This hands on tutorial demonstrates the basics of developing a machine learning routine using Talend and Spark. Specifically, decision tree learning will be leveraged for classification of real-life bank marketing data. Upon completion, you will have a working knowledge of how machine learning is integrated into a Talend workflow and some re-usable code snippets.
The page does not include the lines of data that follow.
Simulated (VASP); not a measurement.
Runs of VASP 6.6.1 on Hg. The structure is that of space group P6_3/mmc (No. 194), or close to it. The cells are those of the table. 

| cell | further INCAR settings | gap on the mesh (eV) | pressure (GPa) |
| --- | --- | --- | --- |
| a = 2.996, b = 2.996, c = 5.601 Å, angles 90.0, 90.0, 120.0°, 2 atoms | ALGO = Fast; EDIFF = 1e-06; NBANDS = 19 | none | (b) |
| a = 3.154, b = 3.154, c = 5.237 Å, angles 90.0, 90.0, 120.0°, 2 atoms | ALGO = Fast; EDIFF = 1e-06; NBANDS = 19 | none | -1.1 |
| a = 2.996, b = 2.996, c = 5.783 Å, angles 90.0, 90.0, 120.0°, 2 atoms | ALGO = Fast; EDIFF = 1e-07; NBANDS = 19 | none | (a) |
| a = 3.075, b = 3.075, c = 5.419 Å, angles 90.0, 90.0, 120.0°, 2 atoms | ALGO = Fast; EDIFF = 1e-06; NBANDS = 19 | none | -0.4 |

The source data used in this tutorial was retrieved from the UCI Machine Learning Repository. Irvine, CA: University of California, Schools of Information and Computer Science. It is available in the public domain and is attributed to: [Moro et al., 2014] S. Moro, P. Cortez and P. Rita. "A Data-Driven Approach to Predict the Success of Bank Telemarketing." Decision Support Systems, Elsevier, 62:22-31, June 2014: Bank Marketing Data Set
- You have Hortonworks 2.4 (HDP) installed and configured. You can also use Hortonworks sandbox, a downloadable virtual machine (VM). For more information, see Create HDFS Metadata - Hortonworks.
- You have basic knowledge of Hadoop ecosystem's tools and technologies.
- You have basic knowledge of Hadoop Distributed File System (HDFS) and Spark.
- You have working knowledge of Talend Studio and Talend Big Data Platform.
- You have Talend Big Data Platform installed and configured. Any license model above this platform also work.